Lately I find myself experimenting with lots of different Firefox extensions and thinking about the browser itself as a learning environment. The number of interesting ways that you can extend the platform is just staggering. When you add to that the fact that Firefox is cross-platform and that you can now run it off a USB key drive, it starts to look more and more to me like a core piece of e-Learning technology. Without even getting into the interesting astand-alone applications built on top of the Firefox technology platform, e.g., eXe or Flock, I thought it might be useful to list a small handful of extensions that have applications in teaching and learning contexts. Feel free to add your favorites to the list.If you like to have dictionary definitions handy, try Inline Google Definitions. Right-click on a highlighted word on any web page and select “Inline Definitions” from the contextual menu, and you get a nice AJAX pop-up with the results of a “define:” Google search. If you prefer a more comprehensive reference tool, try Hyperwords. It gives you a whole bunch of options for a selected word or phrase, including definition look-ups on a variety of refence sites, search on a variety of search engines, mapping a location on a variety of map engines, and many other options. Very slick.
There are actually a whole bunch of extensions like these, which are designed to help people milk every last bit of related information out of a page. For example, I like Blogger Web Comments. It lets me see all Blogger posts related to the page that I’m on. Data Analytics is a nifty tool for number crunchers who want to take tabular data out of web pages and run some analysis on it. CoComment lets me see CoComment comments available for a page (obviously). And I’m just scratching the surface here.
Then there are a bunch of blogging tools, including a handful of newsreaders and a couple of blog posting apps. My favorite Firefox-based reader happens to be WizzRSS, though I confess I use a stand-alone reader 99% of the time. In the posting department, Performancing is quite good.
There are many, many of these tools that could be used for teaching and learning online. I’ll just mention two more that tickle my fancy. One is Paragrasp, a simple but clever extension that eases the eyestrain of reading web pages by highlighting one paragraph at a time. The other is CoBrowse, a non-commercial, peer-to-peer co-browsing extension.

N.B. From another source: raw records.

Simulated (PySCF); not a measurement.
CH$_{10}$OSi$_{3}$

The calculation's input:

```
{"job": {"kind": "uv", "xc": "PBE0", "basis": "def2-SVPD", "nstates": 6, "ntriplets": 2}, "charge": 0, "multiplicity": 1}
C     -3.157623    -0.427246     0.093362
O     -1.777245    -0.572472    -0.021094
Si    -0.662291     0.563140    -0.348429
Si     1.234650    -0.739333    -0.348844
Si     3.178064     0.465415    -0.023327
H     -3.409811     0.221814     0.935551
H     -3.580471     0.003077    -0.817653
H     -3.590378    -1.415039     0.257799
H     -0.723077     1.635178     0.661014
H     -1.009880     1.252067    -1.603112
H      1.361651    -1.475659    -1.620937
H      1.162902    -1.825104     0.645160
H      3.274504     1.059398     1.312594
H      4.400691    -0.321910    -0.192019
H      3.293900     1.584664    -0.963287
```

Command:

What are your favorite e-Learning Firefox extensions? How do you (or would you) use Firefox as part of your online class?
jeremie grepilloux says
Hi there !
Very interesting subject. I’m going to think about it more closely in the coming days. Why not use that solution instead of using a LMS (even a free one). Just one question : how arrange the pedagogical side of the documents (I mean the pedagogical scenarii) with those functions? I think there would be a great work to do in that direction.. Another question… Are we ready to do so? Are we already efficient with “classic”tools (LCMS, LMS)?